Academic symposium in honor of Ute Sacksofsky. As a Frankfurt-based pioneer of feminist legal policy and theory, Prof. Dr. Dr. h. c. Ute Sacksofsky, M.P.A. (Harvard) has not only significantly influenced discussions on equality, but has also repeatedly focused on the question of how established law can be reconciled with social justice. Her tireless commitment to the fair legal treatment of disadvantaged groups was now given worthy recognition on April 4 and 5 as part of the honorary symposium “Justice as a Topic of Legal Studies – Continuity and Change in Intergenerational Consideration” on the occasion of her 65th birthday.
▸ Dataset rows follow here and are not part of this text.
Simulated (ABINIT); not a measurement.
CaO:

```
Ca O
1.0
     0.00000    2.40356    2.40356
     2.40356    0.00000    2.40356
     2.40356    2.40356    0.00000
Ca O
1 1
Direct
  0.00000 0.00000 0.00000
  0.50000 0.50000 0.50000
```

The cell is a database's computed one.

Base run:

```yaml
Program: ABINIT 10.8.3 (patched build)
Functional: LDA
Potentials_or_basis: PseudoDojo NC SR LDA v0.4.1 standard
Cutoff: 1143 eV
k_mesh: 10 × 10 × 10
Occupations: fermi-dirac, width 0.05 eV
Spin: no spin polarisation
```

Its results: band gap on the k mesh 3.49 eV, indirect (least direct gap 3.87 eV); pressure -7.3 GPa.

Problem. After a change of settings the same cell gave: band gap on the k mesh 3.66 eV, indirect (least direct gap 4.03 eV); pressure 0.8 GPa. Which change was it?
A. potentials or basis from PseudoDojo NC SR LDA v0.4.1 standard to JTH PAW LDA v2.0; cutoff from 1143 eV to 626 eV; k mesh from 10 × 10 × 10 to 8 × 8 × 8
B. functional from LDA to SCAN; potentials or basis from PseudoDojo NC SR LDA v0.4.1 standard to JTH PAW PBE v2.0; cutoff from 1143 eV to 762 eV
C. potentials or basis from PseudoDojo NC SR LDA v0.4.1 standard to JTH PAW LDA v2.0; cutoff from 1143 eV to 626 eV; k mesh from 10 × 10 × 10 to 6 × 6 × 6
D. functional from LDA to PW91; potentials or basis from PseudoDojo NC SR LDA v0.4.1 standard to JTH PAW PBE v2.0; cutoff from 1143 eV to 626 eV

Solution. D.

The program of the symposium outlined the developments and current status of Sacksofsky’s central research topics and invited the discussants to reflect on her contributions. In an intergenerational discussion, five exemplary topics were addressed, with three academics from different academic generations each taking up central texts by Sacksofsky in order to reflect on change, further development and questioning. The temporality of feminist interventions and the shaping of feminist traditions through personal and content-related disruptions were deliberately addressed.
The event was organized by Prof. Dr. Anna Katharina Mangold, LL.M. (Cambridge) (Europa-Universität Flensburg) and Prof. Dr. Berit Völzmann (Leibniz Universität Hannover) in cooperation with the Research Centre “Normative Orders” at Gothe University Frankfurt and other partners.